We are going to use Apple's stock price.


### Step 1. Import the necessary libraries

In [None]:
import pandas as pd

### Step 2. Import the dataset from this [address](https://raw.githubusercontent.com/guipsamora/pandas_exercises/master/09_Time_Series/Apple_Stock/appl_1980_2014.csv)

In [None]:
url = "https://raw.githubusercontent.com/guipsamora/pandas_exercises/master/09_Time_Series/Apple_Stock/appl_1980_2014.csv"
df = pd.read_csv(url)

### Step 3. Assign it to a variable apple

In [None]:
apple = df
apple.head()

### Step 4.  Check out the type of the columns

In [None]:
apple.dtypes

### Step 5. Transform the Date column as a datetime type

In [None]:
apple['Date'] = pd.to_datetime(apple['Date'])
apple.dtypes

### Step 6.  Set the date as the index

In [None]:
apple = apple.set_index('Date')
apple.head()

### Step 7.  Is there any duplicate dates?

In [None]:
print(apple.index.duplicated().any())

### Step 8.  Ops...it seems the index is from the most recent date. Make the first entry the oldest date.

In [None]:
apple = apple.sort_index()
apple.head()

### Step 9. Get the last business day of each month

In [None]:
apple.resample('BME').last().head()

### Step 10.  What is the difference in days between the first day and the oldest

In [None]:
(apple.index[-1] - apple.index[0]).days

### Step 11.  How many months in the data we have?

In [None]:
apple.resample('ME').size().shape[0]

### Step 12. Plot the 'Adj Close' value. Set the size of the figure to 13.5 x 9 inches

In [None]:
import matplotlib.pyplot as plt

plt.figure(figsize=(13.5, 9))
apple['Adj Close'].plot(title='Apple Adj Close Price Over Time')
plt.xlabel('Date')
plt.ylabel('Adjusted Close')
plt.show()

## Section 10: Deleting

### Introduction:

This exercise is a adaptation from the UCI Wine dataset.
The only pupose is to practice deleting data with pandas.

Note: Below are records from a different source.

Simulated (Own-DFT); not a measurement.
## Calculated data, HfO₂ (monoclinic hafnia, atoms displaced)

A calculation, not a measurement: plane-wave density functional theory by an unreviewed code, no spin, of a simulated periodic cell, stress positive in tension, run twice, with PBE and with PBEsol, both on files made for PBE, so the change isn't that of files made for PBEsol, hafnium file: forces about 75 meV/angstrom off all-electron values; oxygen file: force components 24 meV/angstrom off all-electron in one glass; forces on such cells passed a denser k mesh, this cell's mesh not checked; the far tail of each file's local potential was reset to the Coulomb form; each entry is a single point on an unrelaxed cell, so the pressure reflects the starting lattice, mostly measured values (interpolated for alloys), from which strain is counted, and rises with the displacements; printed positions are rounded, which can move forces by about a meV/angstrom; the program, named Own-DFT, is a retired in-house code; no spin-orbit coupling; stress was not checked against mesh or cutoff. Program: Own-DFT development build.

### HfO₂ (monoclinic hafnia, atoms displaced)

### Step 1. Import the necessary libraries

In [None]:
import pandas as pd
import numpy as np

### Step 2. Import the dataset from this [address](https://archive.ics.uci.edu/ml/machine-learning-databases/wine/wine.data). 

In [None]:
url = 'https://archive.ics.uci.edu/ml/machine-learning-databases/wine/wine.data'
df = pd.read_csv(url, header=None)
df.head()

### Step 3. Assign it to a variable called wine

In [None]:
wine = df

### Step 4. Delete the first, fourth, seventh, nineth, eleventh, thirteenth and fourteenth columns

In [None]:
cols_to_drop = [0, 3, 6, 8, 10, 12, 13]
wine = wine.drop(wine.columns[cols_to_drop], axis=1)
wine.head()

### Step 5. Assign the columns as below:

The attributes are (donated by Riccardo Leardi, riclea '@' anchem.unige.it):  
1) alcohol  
2) malic_acid  
3) alcalinity_of_ash  
4) magnesium  
5) flavanoids  
6) proanthocyanins  
7) hue 

In [None]:
wine.columns = [
    'alcohol',
    'malic_acid',
    'alcalinity_of_ash',
    'magnesium',
    'flavanoids',
    'proanthocyanins',
    'hue'
]
wine.head()

### Step 6. Set the values of the first 3 rows from alcohol as NaN

In [None]:
wine.loc[:2, 'alcohol'] = np.nan
wine.head()

### Step 7. Now set the value of the rows 3 and 4 of magnesium as NaN

In [None]:
wine.loc[2:3, 'magnesium'] = np.nan
wine.head()

### Step 8. Fill the value of NaN with the number 10 in alcohol and 100 in magnesium

In [None]:
wine['alcohol'] = wine['alcohol'].fillna(10)
wine['magnesium'] = wine['magnesium'].fillna(100)
wine.head()

### Step 9. Count the number of missing values

In [None]:
print(wine.isna().sum().sum())

### Step 10.  Create an array of 10 random numbers up until 10

In [None]:
rand_idx = np.random.choice(wine.index[:10], size=10, replace=False)
print(rand_idx)

### Step 11.  Use random numbers you generated as an index and assign NaN value to each of cell.

In [None]:
wine.loc[rand_idx] = np.nan
wine.head(15)

### Step 12.  How many missing values do we have?

In [None]:
print(wine.isna().sum().sum())

### Step 13. Delete the rows that contain missing values

In [None]:
wine = wine.dropna()
wine.head()

### Step 14. Print only the non-null values in alcohol

In [None]:
print(wine['alcohol'].dropna())

### Step 15.  Reset the index, so it starts with 0 again

In [None]:
wine = wine.reset_index(drop=True)
wine.head(15)